To hear directors James Franco and Travis Matthews tell it - and oh, how much you get to hear Franco tell it, over and over, across the movie's achingly long 60 minutes - the purpose of Interior. Leather Bar. is to interrogate the comfort level of the viewer and performer alike surrounding explicit gay sex in cinema, in art, and in real life. But around the five minute mark, the film shares its actual purpose, in the foggy phrasing of actor Val Lauren, the anchor of Franco's experiment:
"I don't personally like this project, personally. It doesn't, I don't, nothing artistic in it, right now. Maybe it's 'cause of my lack of understanding of what it is, doesn't respond to it. What I do respond to, and always have is his mission [points to Franco]. I like James's mission, I don't always understand it, but I like it. I like it. I like what he's doing, even when I don't understand it, and I'm into supporting it and being a part of it."
Let's summarise, to clean up the talky, inarticulate stumbling over language, which is itself a key part of Interior. Leather Bar.'s aesthetic: "this idea is dumb, confusing, and underthought, but if James Franco wants to do it, then let's go ahead and do it".

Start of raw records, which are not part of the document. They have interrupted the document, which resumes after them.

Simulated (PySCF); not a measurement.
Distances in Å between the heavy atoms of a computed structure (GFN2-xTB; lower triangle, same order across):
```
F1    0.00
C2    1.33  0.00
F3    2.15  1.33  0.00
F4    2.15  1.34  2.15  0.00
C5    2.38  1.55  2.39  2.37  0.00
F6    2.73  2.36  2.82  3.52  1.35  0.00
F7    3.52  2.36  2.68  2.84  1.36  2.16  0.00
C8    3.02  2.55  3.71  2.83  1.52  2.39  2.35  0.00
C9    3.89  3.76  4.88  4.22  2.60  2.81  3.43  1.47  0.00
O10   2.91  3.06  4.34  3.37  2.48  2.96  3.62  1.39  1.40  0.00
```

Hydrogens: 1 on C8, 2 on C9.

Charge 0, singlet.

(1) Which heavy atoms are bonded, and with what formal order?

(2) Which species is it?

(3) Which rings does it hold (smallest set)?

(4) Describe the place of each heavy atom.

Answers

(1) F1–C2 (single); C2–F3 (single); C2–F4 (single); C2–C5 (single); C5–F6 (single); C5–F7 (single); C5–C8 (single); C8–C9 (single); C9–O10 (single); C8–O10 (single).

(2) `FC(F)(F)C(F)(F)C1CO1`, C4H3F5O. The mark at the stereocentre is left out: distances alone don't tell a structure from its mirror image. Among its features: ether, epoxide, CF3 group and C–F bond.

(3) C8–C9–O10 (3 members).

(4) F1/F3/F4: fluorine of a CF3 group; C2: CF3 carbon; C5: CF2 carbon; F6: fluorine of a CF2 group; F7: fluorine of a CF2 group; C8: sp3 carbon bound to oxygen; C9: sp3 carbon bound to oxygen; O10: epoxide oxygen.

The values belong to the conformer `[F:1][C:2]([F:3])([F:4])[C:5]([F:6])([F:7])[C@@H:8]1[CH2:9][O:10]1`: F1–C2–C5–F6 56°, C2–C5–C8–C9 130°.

Interior. Leather Bar. is a categorically difficult little beastie, taking the form of a documentary but obviously scripted, and yet the thing it purports to document is actually being documented, though not depicted. Let me start over again. Interior. Leather Bar. finds Franco and Matthews deciding to re-imagine 40 minutes of gay sex supposedly cut from William Friedkin's 1980 thriller Cruising (about five seconds of practical thought makes it pretty obvious that no such footage could imaginably have been shot, if for no other reason than the implausibility of Cruising having been conceived as a film that was two-fifths gay sex; it's not clear if Franco and Matthews, at any level of fictional or nonfictional remove, indulged in that five seconds). In the role of the character originally played by Al Pacino, they cast one of Franco's current favorite meat puppets in his weird art projects, Val Lauren. The film consists of Franco enthusiastically talking about how boldly his project is confronting reflexive heternormative values and representations, while Lauren wonders if it's a violation of ethics, taste, or his personal sexual comfort levels for him to watch as other people have sex in front of a camera.

The film doesn't try very hard to keep up the pretense that it has anything to do with Cruising, a dull potboiler whose latter-day recovery by a certain strain of queer theorists hasn't managed to address the fact that even if it has some interesting representations, it's still pretty crummy at basic thriller mechanics. From the evidence of how they frame (and frame, and frame) their arguments, their images, and their performances, it's entirely possible that neither Franco nor Matthews hasn't even seen Cruising. Instead, it is a platform to allow Franco, playing a modulated, scripted version of himself (Matthews is the film's credited writer), to launch into a series of painful exploratory discussions about what this whole experiment means in the grander scheme of society, and how daring he is for asking these intensely bold questions about what we are and are not comfortable with, and why. Questions that are mind-numbingly juvenile, and cannot possibly come across as new or probing to any of the very self-selecting audience for an experimental psuedo-documentary full of explicit man-on-man blowjobs.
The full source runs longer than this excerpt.